LITTLE ROCK, Ark. -- The newly unveiled Ten Commandments monument on the grounds of the Arkansas state Capitol was knocked over early Wednesday, less than 24 hours after it was erected, a state government official told CNN.
Michael Tate Reed, 32, was arrested after police saw him drive onto the Capitol grounds in Little Rock and intentionally ram his car into the monument, according to Chris Powell, a spokesman for the Arkansas secretary of state.
Reed faces charges of defacing an object of public interest, criminal mischief in the first degree and criminal trespass, the Pulaski County Sheriff's Office said.
It's not known why Reed allegedly drove into the statue. Video from CNN affiliate KATV-TV in Little Rock showed the large stone slab was knocked off its base and cracked into at least three pieces.
Former Arkansas Gov. Mike Huckabee quipped in a tweet that an "idiot" had broken all Ten Commandments at the same time.
Powell said it's not clear if the monument will be restored since it was privately funded.
The monument was dedicated Tuesday, following two years of controversy and debate.
Standing at more than 6 feet tall, it was originally authorized in 2015 in the Ten Commandments Monument Display Act, which defined them as "an important component of the moral foundation of the laws and legal system of the United States of America and of the State of Arkansas."

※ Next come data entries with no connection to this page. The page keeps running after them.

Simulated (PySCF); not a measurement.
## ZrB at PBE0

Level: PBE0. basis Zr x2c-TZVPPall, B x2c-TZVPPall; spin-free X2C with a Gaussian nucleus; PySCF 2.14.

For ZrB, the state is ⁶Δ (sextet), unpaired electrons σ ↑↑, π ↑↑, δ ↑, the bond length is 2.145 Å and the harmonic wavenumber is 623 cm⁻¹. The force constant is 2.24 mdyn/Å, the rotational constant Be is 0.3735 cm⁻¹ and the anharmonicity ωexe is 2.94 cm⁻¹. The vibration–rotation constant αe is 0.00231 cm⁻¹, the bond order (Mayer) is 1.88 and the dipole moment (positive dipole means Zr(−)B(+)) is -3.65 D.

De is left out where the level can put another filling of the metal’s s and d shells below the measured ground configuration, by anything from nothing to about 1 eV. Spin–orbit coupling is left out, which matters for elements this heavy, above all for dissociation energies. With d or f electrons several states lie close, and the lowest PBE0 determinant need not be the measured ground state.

State Sen. Jason Rapert, a primary sponsor of the legislation, praised its installation to reporters Tuesday.
"We're just very grateful to have this up and see the law fulfilled," he said. "We have a beautiful Capitol grounds, but we did not have a monument that actually honored the historical moral foundation of law."
But not everyone is pleased.
"I'm appalled that they've actually gone through with it," LeeWood Thomas of the Arkansas Society of Freethinkers told CNN affiliate KARK-TV. "To see elected government officials go through with the erection of a religious monument on our Capitol lawn is appalling."
The Ten Commandments Monument Display Act cites a 2005 Supreme Court decision from Texas that Ten Commandments monuments on state grounds were not a violation of the First Amendment.
Powell told CNN on Tuesday the secretary of state's office set up a hotline for comments on the display, with 142 for the monument and 65 against it.